Head of SafeDNS’s Machine Learning: “ML is not a magic wand”
In this interview, we sit down with Jurgen Lorenz, the Head of Machine Learning at SafeDNS, to gain insights into the key role that machine learning plays in the company's web filtering solutions. Jurgen sheds light on how the department works on the identification of website categories, reveals the intricacies of training the ML models, shares the challenges encountered in adapting the models to different contexts, uncovers the secrets that differentiate SafeDNS from industry competitors, and shares SafeDNS's plans.
Well, mainly our department is responsible for identifying website categories. The ML specialists focus on parsing and timely crawling these categories, processing third-party sources with thematic lists of domains, balancing and verifying records from all sources, and forming the final database assemblies. These assemblies serve as the foundation for our work and the solutions we provide to our clients.
SafeDNS employs various models to classify texts, creating a training dataset from manually tagged websites on specific topics. Mathematical models, such as binary classifiers and neural networks for different languages, are prepared to determine if a site corresponds to a given topic. Predictions are made with a certain probability, utilizing over 100 models to consistently assess sites. The final verdict is reached by aggregating this data, taking into account the trust level assigned to each data source. We use text models as well as models for image processing (specifically for identifying explicit content) and heuristics-based models for alternative site classification.
The main challenge lies in the small number of sites in a particular language available for training samples. Additionally, complexities arise with hieroglyphs, rare dialects, and when working with regions in Asia and Southern countries. To address these challenges, we utilize synthetic data and, in some cases, translate language models from more popular languages. Working with English is advantageous, as over half of the world's internet content is in this language.
To understand site popularity and facilitate additional categorization in new regions, we analyze user logs.
Here I should add that the job takes us to the most hidden, sometimes darkest corners of the Internet. It is quite an adventure, really. Thanks to this, our solution is able to identify and categorize resources even in the rarest languages, which is definitely our advantage.
There is no surprise there. Key metrics include accuracy and error rate.
Sure, we do rely on customer feedback to initiate timely retraining of models in case of expected degradation. As I said earlier, we are able to categorize websites in quite rare languages. Actually, our clients and their feedback help us a lot in terms of recategorizing those types of resources.
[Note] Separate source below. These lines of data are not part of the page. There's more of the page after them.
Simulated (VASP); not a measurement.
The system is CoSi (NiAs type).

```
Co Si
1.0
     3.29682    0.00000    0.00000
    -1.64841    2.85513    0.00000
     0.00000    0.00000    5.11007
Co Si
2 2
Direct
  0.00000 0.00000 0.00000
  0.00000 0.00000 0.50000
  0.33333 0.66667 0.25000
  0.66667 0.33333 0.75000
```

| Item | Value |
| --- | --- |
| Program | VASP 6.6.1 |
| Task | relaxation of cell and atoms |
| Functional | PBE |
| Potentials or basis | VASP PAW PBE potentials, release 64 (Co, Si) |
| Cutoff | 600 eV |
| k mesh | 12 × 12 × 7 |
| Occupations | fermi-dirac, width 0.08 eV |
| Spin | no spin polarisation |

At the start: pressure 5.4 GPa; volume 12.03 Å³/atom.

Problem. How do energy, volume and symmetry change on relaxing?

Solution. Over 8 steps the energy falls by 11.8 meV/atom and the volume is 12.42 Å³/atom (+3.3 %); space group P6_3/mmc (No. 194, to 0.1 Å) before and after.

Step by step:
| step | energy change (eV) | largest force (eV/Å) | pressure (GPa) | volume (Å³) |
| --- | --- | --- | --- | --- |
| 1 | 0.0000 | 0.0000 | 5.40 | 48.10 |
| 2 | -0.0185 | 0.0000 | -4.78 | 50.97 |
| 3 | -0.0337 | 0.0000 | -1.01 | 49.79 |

I am calling it. Just kidding. First of all, SafeDNS is a company with 13 years of solid experience, a diverse client base that ensures comprehensive error correction, and trusted partners that provide us with domain list improvement.
Secondly, I would like to underline that our text models (currently we have more than 1000 of them) are trained on a huge number of different and complex resources, which means that we do not just look through the Wikipedia pages and that is it. Our crawlers, just like search engines, go through websites once a month and do so at high speed.
What else makes us different? Well, I guess, it is our unique database: it contains 2 billion URL records and includes 20% more phishing sites than other companies’ databases. The ones within the industry must know that URL categorization is way more complex to accomplish, you just cannot afford to have a smaller database.
Seems like I could go on forever answering this question, right? I just want to add one more thing: the fact that we use Passive DNS technology makes us able to track connections between domains from a historical perspective. For example, say you approached a random domain. We can see that a while ago there was a phishing site pointed to the same IP. The SafeDNS filtering will check that domain more often than the others and pessimize it since its reputation is obviously questionable.
And finally, if we speak about machine learning particularly, I should say that despite recent hype around this phenomenon, it is not a magic wand and requires human involvement. Even a classification accuracy of 99% in a database of 100 million records results in 1 million errors, which is a huge number. That is why we pay serious attention to the human factor. There is manual tagging and 24/7 top-notch technical support to handle error-related issues.
We are planning to move towards a list of new categories, introducing more segmented topics. While we currently have 60+ categories, we aim to expand to 120+, allowing for better segmentation of domains and increased accuracy.